With the Pittsburgh Steelers mired in a 2-6 spiral downwards after the first half of the season, which saw the defense struggle to get stops in key situations and the offense fail to put points on the board on a consistent basis, the team has surprisingly stayed positive and together despite the challenges.
Each week as the losses have piled up, voices such as Cameron Heyward, Alex Highsmith, Mason Cole, Kenny Pickett and more have preached the need to stick together and continue putting in the work in hopes of rebounding from the poor start overall.
That’s not the case elsewhere around the league for high-profile teams that are struggling, especially on offense.

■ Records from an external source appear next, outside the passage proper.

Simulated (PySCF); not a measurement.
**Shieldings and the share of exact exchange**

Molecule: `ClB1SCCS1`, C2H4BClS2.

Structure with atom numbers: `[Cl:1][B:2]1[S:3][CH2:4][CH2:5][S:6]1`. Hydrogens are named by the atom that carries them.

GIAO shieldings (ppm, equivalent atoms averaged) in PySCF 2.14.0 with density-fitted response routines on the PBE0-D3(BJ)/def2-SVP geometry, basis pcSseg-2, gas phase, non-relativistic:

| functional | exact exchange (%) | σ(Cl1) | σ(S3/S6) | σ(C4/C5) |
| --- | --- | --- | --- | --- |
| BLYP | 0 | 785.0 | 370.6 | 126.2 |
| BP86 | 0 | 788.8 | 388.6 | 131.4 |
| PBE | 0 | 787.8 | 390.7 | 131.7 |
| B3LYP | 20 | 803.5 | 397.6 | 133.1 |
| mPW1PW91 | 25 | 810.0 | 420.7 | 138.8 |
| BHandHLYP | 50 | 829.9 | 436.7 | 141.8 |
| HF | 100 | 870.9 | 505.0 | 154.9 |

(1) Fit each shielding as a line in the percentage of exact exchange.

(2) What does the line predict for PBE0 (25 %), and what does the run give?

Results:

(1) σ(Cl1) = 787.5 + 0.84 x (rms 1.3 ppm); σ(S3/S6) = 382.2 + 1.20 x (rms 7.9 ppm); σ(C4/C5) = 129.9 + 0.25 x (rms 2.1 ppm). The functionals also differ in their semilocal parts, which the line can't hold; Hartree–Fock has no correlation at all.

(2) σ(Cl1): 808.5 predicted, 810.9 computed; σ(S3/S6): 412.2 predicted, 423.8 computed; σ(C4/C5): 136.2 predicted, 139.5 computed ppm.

Los Angeles Rams star defensive back Jalen Ramsey raised some eyebrows earlier in the week for critiquing the Rams’ offense after a loss to the Tampa Bay Buccaneers in Week 9, stating that the Rams’ defense shouldn’t have to go back on the field after making a big stop, and that the offense should be able to close out the game.
Of course, the Rams had to go back out onto the field late in that game and watched Tom Brady carve them up, leading to a game-winning touchdown pass to rookie tight end Cade Otton with nine seconds left.
Heyward, speaking on his weekly podcast “Not Just Football w/ Cam Heyward” Tuesday night with co-host Hayden Walsh and Highsmith as a special guest, said he won’t be pointing fingers like that anytime soon, if ever, at least publicly.
“You know, I can only speak for our team. When our offense comes up short you just think as a defense we gotta do more,” Heyward stated, according to video via the NFL on ESPN YouTube page. “Whatever it takes. We know it’s not gonna be perfect on the other side of the ball, but we’re provided an opportunity to win the game when we step on that field.
“I don’t think it comes down to pointing the finger. I think it comes down to just understanding the situation that when one unit falls short the other unit’s gotta step up.”
Spoken like a true team leader, which isn’t something Ramsey can really say in Los Angeles, at least right now.
Being frustrated with the other side of the football is normal in the NFL, especially when there’s a lot at stake. There’s disagreements that happen in the locker rooms and heated conversations with one side of the football to the other. Most of the time, that frustration doesn’t come out publicly because the teams are good at policing each other and keeping that type of stuff in-house.
Is that occurring with the Steelers currently? Maybe. Maybe not.
But with a leader in place like Heyward, that’s not going to come out publicly. It can be frustrating in-game when the offense goes three-and-out or turns the football over and puts the defense in a vulnerable position, but that switch is flipped as soon as the defense steps on the field knowing they have an opportunity to win the game for the Steelers.
That’s the way it should be.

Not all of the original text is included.